Networking and Communications

Group Assignment

Through this group assignment, we gained hands-on experience working with ESP-NOW — a fast, lightweight communication protocol that lets ESP32 boards talk to each other directly without Wi-Fi or internet. Our goal was to establish one-way communication between two ESP32-S3 boards: first testing it with a “hello” message, then using a button to trigger a motor on the receiver side.

What We Learned

ESP-NOW is ideal for simple, device-to-device communication, especially in offline or low-power setups. It worked smoothly once the initial setup was right.
We understood the importance of MAC addresses — without the exact receiver MAC, the sender won’t know where to send data. We used the serial monitor to get the MAC of the receiver and entered it manually in the sender code.
Testing with a simple “hello” message helped us confirm that data was being received, which gave us confidence before connecting hardware like motors.
We successfully combined wireless communication with physical interaction, where pressing a button on one board remotely triggered a motor on the other. This gave us insight into how ESP-NOW can be used for real-world applications like remote controls or sensor-based systems.
It also improved our team coordination and debugging skills — we had to divide tasks, troubleshoot upload issues, and test wiring as a group.

What to Avoid

Upload errors happened because of selecting the wrong COM port in the Arduino IDE. It’s a small mistake but caused delays, so now we always double-check the port before uploading.
Skipping basic tests was risky — if we had jumped straight to triggering hardware, we might’ve wasted time debugging the wrong issue. Starting with a basic text-message test is a smart move.
We initially hardcoded the MAC address without verifying it — just one wrong digit, and communication failed. Always confirm the MAC from the serial output.
Our motor was drawing too much power directly from the ESP32, which caused instability. We learned that separate power sources and using a transistor circuit are better practices for handling motors or other high-draw components.

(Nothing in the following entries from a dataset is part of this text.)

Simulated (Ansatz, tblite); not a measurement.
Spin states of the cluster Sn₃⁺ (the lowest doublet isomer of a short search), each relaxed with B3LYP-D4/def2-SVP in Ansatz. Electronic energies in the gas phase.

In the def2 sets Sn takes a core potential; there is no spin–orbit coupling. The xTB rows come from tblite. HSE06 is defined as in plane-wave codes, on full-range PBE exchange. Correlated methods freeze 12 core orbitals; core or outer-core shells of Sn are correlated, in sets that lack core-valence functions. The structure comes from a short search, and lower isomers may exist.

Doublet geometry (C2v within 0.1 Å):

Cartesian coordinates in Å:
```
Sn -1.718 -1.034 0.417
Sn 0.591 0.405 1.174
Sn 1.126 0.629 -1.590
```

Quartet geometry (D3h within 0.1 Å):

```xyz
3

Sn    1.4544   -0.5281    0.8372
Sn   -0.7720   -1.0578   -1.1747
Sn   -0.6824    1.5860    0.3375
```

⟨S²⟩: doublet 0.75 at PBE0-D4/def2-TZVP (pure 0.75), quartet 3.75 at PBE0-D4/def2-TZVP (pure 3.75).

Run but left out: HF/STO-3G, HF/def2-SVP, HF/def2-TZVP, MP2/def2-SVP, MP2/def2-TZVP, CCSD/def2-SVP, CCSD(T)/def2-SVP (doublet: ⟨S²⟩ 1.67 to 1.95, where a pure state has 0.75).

What Can Be Improved or Explored Next

Two-way communication would make the setup more interactive — for example, the receiver could send back an acknowledgment when the motor activates.
Instead of a manual button, we can try using real-world sensors (like a motion detector or temperature sensor) on the sender side to automate the trigger.
We can explore multi-device communication, where one ESP32 sends data to multiple receivers, or handles responses from them.
For more advanced use cases, we could look into data encryption and validation, which ESP-NOW supports but we haven’t tested yet.
And lastly, adding power-efficient features like deep sleep could help if we ever plan to run this setup on batteries.

For more details on networking and communication, Devanshi page where we have covered the setups, protocols, and example codes in depth.

Indiviadual Assignment

Here is a link to Miled PCB Board

Setting Up XIAO ESP32

Here’s how I set up my XIAO ESP32 board to work with the Arduino IDE. Super simple — follow these steps and you’ll be ready to upload code in minutes.

This site helped : Seeed Website

Step 1: Install the ESP32 Board Package I opened Arduino IDE and went to:

File → Preferences → Additional Board URLs.

In the "Additional Board URLs" box, I pasted the following link:

https://espressif.github.io/arduino-esp32/package_esp32_index.json

Then, I headed to:

Tools → Board → Board Manager,

searched for ESP32, and installed the package named ESP32 by Espressif Systems.

Step 2: Select the Right Board and Port

Once installed, I selected the correct board:

From the top menu:

Tools → Board → ESP32 Arduino → Seeed XIAO ESP32C3

Then I connected the board with a USB-C cable, and selected the correct PORT from:

Tools → Port

Make sure the XIAO ESP32 is plugged in properly — it should show up here.

Step 3: Upload a Basic Test Sketch

To test if everything was working, I uploaded this super simple code: Initial code

After uploading, I opened the Serial Monitor (115200 baud), and saw the message:

Boom! That confirmed everything was set up correctly.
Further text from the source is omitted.